We had a fine time with painting images of flowers at Susan Allemand's studio. There were ten students, from beginners to professionals, and they did great. As I tell students, everyone starts where they are at.
We worked with Golden Liquid Acrylics on Roclon canvas, and we talked about how this combination worked especially well with painting flowers. Flower petals, for the most part, are transparent, tender forms, and watercolor paintings of flowers, because of this transparency, are especially effective. The techniques of watercolor....glazes, transparent levels of pigment...are easily transferable to working with acrylics on canvas....especially Golden Liquid Acrylics mixed with medium or water on Roclon canvas.
Roclon canvas doesn't need to be stretched before painting, and because of it's unique blend of cotton and polyester and texture, washes and glazes of acrylics go on beautifully. The artist has a choice to built texture and opaque paint if they wish.
The class tried some single blooms....roses and peonies first.....and some did bouquets later.

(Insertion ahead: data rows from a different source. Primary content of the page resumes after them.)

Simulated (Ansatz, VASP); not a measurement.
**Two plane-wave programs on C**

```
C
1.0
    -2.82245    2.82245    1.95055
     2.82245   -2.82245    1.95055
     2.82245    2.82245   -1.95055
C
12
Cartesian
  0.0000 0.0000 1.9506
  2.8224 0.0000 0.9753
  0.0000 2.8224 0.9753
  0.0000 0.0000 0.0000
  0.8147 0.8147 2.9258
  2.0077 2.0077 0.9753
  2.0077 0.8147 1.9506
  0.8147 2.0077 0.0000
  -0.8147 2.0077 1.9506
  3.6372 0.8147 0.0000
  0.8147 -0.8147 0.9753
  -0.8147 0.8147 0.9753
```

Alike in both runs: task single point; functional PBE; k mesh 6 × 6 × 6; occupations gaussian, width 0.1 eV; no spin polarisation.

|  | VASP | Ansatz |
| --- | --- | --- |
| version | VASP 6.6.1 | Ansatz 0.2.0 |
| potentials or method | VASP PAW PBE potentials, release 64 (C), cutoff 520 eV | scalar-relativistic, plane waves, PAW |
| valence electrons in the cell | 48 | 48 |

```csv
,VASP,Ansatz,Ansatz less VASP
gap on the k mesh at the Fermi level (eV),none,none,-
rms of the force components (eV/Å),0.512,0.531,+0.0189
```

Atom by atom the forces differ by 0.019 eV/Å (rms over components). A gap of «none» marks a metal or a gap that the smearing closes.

And some rugged individuals did palm trees! (It pleases me when I see people pushing in different directions.) I DO NOT teach splinter skills. These techniques are effective for many approaches and subjects...from abstract to figurative....flowers petals, water, glass and splashes of color with great marks. Try them all.
I get depressed and irked when students strive for a perfect copy of my work, take it home and put it on their website as their originals. First of all, they are not me and their body talks differently from my body. Secondly, it always looks like student work because....well, it does. No ifs ands or buts about it. Also, it crosses an ethical line.
Your creativity is a precious gift. If you never use it and continue to copy and copy, it will atrophy. If you use an age old motif, ie. an acanthus leaf border, somehow expand it to make it your own.
I also demonstrated how I created borders with acrylic metallic tube paint (more body) on Roclon. (Roclon doesn't fray) and mounted it with wallpaper paste on a rigid surface. With the right paste, you can remove the mural if you want after a few years without doing damage to either the mural or the wall. Another method is to attach grommets and hang the painting like a tapestry. Lori Wilson of Golden Acrylics showed me how to do that. Another tapestry look can be achieved by hanging the work over a painted dowel.
Transparency, layers of color, organic forms overlapping in subtle arrangements of color and shape and value. Sounds like a rose, doesn't it?